A Philanthropist Drills Down to Discover Why Programs Work

PHILANTHROPISTS have poured millions of dollars into improving education in the United States — paying for new buildings, buying new computers and even creating new charter schools.

Susan Crown, a member of the billionaire Crown family of Chicago, is trying something different. Two years ago, she began working with organizations that seek to foster character traits like grit, empathy and perseverance, which studies show can be determinants of future success.

But financing organizations that focus on social and emotional learning programs for disadvantaged children was just part of the effort. Ms. Crown said she also wanted to go deeper into understanding why some organizations succeeded so well.

“This is my second chapter of foundation life,” Ms. Crown said. “It’s the exact opposite of my first chapter, which was widespread, very regional, not terribly strategic. There were a million moving pieces. This is a very focused, intentional, high-risk program.”

After examining hundreds of applications, she picked eight organizations to support and study as part of what she called the Susan Crown Exchange.

The organizations each received $100,000. In return, she asked them to gather three times over the two-year period of the grant to dissect what they were doing and why it had proved successful. Her goal was to find the secret sauce and reveal it to other organizations trying to do similar work.

The organizations selected for the program do not offer typical after-school programs. One brings teenagers together to create, write, produce and act in musicals with themes like sexual abuse, bullying and urban violence. Another teaches inner-city students how to build wooden boats.

Yet these programs seemed to be improving the lives of the small number of participants they served. How were they doing it, and could it be replicated?
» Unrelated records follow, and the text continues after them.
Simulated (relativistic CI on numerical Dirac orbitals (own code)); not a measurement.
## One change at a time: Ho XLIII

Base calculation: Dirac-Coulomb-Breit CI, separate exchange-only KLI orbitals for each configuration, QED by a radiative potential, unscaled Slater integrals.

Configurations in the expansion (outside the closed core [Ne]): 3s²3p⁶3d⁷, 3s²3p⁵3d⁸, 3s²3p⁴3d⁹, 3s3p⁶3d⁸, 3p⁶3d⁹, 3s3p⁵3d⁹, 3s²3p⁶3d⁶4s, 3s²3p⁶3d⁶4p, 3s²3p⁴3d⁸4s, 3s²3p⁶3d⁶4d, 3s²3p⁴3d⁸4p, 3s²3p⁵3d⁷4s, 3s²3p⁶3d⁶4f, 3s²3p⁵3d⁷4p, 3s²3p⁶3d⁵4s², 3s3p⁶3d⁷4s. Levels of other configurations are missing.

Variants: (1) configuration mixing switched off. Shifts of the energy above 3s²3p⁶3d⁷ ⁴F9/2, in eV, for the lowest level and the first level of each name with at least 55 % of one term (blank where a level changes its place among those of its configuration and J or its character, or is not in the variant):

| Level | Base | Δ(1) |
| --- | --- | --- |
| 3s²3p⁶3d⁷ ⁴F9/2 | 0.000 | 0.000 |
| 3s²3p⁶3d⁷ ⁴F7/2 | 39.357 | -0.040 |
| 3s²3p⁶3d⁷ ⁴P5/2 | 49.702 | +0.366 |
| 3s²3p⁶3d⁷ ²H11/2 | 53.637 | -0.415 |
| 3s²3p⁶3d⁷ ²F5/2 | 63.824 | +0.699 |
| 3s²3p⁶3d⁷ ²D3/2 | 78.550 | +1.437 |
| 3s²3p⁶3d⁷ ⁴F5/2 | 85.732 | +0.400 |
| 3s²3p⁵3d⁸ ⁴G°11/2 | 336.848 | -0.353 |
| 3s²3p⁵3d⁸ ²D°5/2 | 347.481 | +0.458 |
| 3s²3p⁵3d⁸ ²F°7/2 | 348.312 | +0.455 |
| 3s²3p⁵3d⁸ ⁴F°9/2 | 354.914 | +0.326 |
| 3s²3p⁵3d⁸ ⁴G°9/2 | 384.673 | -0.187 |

Yamir Jackson-Adens, 18, began going to the Philadelphia Wooden Boat Factory in eighth grade. Living in a poor section in the northeast part of the city, he said he had been bullied in elementary school, and he was still shy. The boat program intrigued him, even though he knew no one who owned a boat.

“In boat building, you learn stuff,” Mr. Jackson-Adens said. “You’re free to move. You don’t have a whole lot of restrictions. It’s more of a trial-and-error kind of thing. You learn from those mistakes. In school, if you fail, you’ve failed.”